Thursday, 5 March 2009

Your local Wildlife Trust

Young Hart's Tongue ferns unfurling.

One of the best ways to learn about the countryside, and especially the county you live in, is to join your local Wildlife Trust. When I lived in Hampshire and then Dorset, I belonged to the relevant Wildlife Trusts, and have some happy memories of outings, especially Fungi Forays. Adult membership is in the region of £30 a year, so less than 50p a week. Junior membership is usually half that, and family membership half as much again, so very good value for money.

For this small sum, you will usually have free access to all the Nature Reserves belonging to the Trust (and indeed, your membership helps to purchase more). You will have a copy of the Trust's own magazine - usually quarterly - as well as 3 issues a year of the national magazine of the Wildlife Trusts. You will be sent regular events guides which will give details of walks, talks, Junior Wildlife Watch activities, and Volunteer work parties.

Your membership will help to maintain current Nature Reserves and save other threatened areas. It will pay for the Trust to train and employ conservation and education officers and it will help to train and educate the Volunteers.

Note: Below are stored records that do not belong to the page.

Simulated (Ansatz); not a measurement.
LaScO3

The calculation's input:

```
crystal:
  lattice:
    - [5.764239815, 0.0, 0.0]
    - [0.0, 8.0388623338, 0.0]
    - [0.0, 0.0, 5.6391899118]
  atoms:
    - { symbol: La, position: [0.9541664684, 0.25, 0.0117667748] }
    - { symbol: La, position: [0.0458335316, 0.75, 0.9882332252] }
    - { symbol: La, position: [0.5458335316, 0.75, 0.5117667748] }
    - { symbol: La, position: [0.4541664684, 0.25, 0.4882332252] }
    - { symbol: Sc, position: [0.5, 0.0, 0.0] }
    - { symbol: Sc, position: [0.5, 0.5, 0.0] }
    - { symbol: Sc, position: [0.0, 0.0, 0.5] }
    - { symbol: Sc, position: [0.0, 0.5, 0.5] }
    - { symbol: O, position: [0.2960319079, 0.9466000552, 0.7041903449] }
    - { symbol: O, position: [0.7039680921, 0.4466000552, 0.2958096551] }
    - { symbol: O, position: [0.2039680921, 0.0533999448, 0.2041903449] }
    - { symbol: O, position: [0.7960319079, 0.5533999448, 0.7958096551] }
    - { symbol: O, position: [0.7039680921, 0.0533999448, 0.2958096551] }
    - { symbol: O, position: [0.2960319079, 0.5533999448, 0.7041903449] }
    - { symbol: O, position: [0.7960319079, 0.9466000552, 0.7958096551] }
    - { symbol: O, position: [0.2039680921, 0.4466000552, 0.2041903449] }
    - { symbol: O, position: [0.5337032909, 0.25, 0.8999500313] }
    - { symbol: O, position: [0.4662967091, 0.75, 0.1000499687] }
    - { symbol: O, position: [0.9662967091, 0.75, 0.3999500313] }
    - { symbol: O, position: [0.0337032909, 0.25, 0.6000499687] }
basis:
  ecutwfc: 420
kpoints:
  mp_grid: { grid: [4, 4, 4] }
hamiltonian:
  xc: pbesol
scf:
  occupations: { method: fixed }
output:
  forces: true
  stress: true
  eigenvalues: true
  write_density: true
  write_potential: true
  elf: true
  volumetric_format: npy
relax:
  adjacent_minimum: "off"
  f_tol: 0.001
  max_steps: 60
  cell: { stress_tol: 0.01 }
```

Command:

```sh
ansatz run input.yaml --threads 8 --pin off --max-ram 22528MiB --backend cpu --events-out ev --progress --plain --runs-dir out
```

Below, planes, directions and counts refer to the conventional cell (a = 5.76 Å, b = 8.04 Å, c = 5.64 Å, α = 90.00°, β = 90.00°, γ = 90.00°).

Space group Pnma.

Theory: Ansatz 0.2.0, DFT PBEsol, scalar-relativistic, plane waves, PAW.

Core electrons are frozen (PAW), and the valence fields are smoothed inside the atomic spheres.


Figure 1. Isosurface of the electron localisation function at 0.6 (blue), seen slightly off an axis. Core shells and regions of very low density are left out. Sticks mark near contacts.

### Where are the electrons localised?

Find out about YOUR local Wildlife Trust and join. Learn through the Wildlife Workshops. Find out how to make your garden more wildlife-friendly. Record the wildlife you see in your patch.

Click on the Wildlife Trusts link to the right of the blog for further details.

The leaves of Shining Cranesbill.


  1. The Wildlife TRusts do a lot of good work, I'm in the Derbyshire WLT though I confess I've not done any volunteering so far. Hoping to go and see Hartington Meadows this year though - a traditional old hay meadow.

  2. I still cherish the memories of similar little fields up on Skye, completely untouched by chemicals and SO beautiful spangled with myriads of wild flowers.